Tyson’s appreciation for that type of southern soiree led Arrogant Swine down a slightly unusual path. Tyson didn’t follow the natural trajectory that most food projects do, from occasional pop-up to dependable presence at Smorgasburg to physical storefront. Instead, Tyson Ho, the owner and founder of North Carolina style BBQ company Arrogant Swine, didn’t want to do a pop up. “It’s too food-oriented…I’m not a big ‘look-at-me’ kinda guy,” he said. Instead, Tyson started serving his whole-hog smoked pigs at craft beer events, preferring to be the pig guy in the back, rather than the main attraction.
Tyson Ho shows off his smoked hog.
Before he fell in love with barbecue, Tyson crunched numbers for a living, writing software for finance companies. And, naturally, he hated it. For a while, he worked during the day and smoked pigs by moonlight. But eventually, he couldn’t help himself, and he made the leap and quit his day job, proclaiming, “Aw, fuck it—I’ll do what I want to…which will probably be my undoing.” His pigs got popular; Arrogant Swine got popular, and before long he began to dream a little bigger.
By the time I sat down with Tyson, he was already enjoying a refill on his large coffee. His energy, and his caffeine tolerance, are formidable. Even though we’re seated in the middle of busy Starbucks in Manhattan, he exudes everything that makes you crave Southern barbecue. His humility is genuine, and his enthusiasm is thick.

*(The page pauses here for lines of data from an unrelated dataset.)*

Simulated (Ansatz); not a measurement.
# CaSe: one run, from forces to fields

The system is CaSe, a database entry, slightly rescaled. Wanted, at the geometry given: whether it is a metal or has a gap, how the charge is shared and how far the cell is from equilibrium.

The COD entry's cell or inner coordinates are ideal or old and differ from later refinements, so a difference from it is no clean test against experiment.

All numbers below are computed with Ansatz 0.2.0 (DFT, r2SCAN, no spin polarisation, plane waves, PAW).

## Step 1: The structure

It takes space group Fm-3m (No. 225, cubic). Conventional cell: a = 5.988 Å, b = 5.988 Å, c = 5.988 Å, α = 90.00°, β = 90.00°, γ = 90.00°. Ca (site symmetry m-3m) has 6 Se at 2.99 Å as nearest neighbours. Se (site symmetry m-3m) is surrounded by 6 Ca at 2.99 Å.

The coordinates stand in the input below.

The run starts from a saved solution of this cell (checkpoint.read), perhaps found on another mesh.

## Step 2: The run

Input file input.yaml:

Expect the Church to welcome in the parishoners of pork this very summer. Come May, or June at the latest, you’ll be able to waste whole afternoons (and evenings! [“I’m not interesting in turning tables. I’m not interesting in reservations.”]) enjoying over twenty taps and feasting on heritage hams and pork sandwiches. And the place is huge, almost obscenely so: 14-foot celings, over 4000 total square feet. A German style beer hall, right in the heart of Morgantown.
Mmmm…pork ribs.
Barbecue is one of those foods, like pierogies, that people have a lot of emotion about. A neuroscientist once told me that smoked meat lights up a very particular part of the brain, evoking something within us that is both animalistic and tender. You can’t help but want to wreak just a little havoc when there’s pork ribs on the line, and when Arrogant Swine opens its doors in Bushwick, the most pleasing and gentle kind of beer-hall chaos will undoubtably ensue. And you can trust Tyson Ho to serve up the kind of pork that taps exactly into that barbecue vein: “If I’m gonna stay up all night cooking it, I’m gonna get the best pig possible.”
Arrogant Swine is expected to open this summer. It will be located off the Morgan Ave subway stop.